Not true. As it became apparent that some men just weren't going to have sons, they changed the rule to allow women to be heirs. This is what got Aristotle's panties in a knot.
 
Nov 2011
1,051
The Bluff
"...ridiculing the son of Alcibiades ..."

That would appear pretty self explanatory.
 
Last edited:
Nov 2011
1,051
The Bluff
Not true. As it became apparent that some men just weren't going to have sons, they changed the rule to allow women to be heirs. This is what got Aristotle's panties in a knot.
Aristotle defined Sparta's problem as oliganthropy. That has nothing whatsoever to do with the 300 chosen to accompany Leonidas on a suicide mission. There was no law which prevented sonless homoioi serving outside the Peloponnese; such will have crippled the Spartan forces. The logic is a nonsense: homoioi could die just as easily at Mantinea in 418; at Nemea River in 396; Sphacteria in 425 as they did at Tanagra in 458. On this logic, all 5,000 homoioi at Plataia were married with sons. Ditto every army of invasion of the Peloponnesian War.
 
Sep 2014
939
Texas
Aristotle defined Sparta's problem as oliganthropy. That has nothing whatsoever to do with the 300 chosen to accompany Leonidas on a suicide mission. There was no law which prevented sonless homoioi serving outside the Peloponnese; such will have crippled the Spartan forces. The logic is a nonsense: homoioi could die just as easily at Mantinea in 418; at Nemea River in 396; Sphacteria in 425 as they did at Tanagra in 458. On this logic, all 5,000 homoioi at Plataia were married with sons. Ditto every army of invasion of the Peloponnesian War.
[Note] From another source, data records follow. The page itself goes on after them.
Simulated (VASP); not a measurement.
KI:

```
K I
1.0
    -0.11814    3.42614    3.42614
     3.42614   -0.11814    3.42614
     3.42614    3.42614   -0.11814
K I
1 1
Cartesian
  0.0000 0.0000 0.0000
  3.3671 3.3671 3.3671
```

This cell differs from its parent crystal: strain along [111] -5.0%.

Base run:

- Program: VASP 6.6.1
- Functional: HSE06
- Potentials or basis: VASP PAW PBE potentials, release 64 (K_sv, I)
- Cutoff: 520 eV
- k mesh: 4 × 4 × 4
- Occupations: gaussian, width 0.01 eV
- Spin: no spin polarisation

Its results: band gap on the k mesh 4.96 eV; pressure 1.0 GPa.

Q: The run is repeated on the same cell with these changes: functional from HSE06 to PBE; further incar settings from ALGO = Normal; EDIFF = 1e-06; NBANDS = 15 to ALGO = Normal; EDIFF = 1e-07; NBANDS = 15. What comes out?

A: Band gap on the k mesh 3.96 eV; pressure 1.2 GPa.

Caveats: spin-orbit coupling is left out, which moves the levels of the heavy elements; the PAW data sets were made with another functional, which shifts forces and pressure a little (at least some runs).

The three hundred were chosen all fathers of living sons so that no name would die out. When the war became more all encompassing they changed the rules...*shrugs* I don't understand what has you so upset.
The Spartans were encouraged to breed, hence laws protecting unmarried girls who found themselves pregnant and Spartan males marrying at a young age. If you want fame and glory, you know what you needed to do.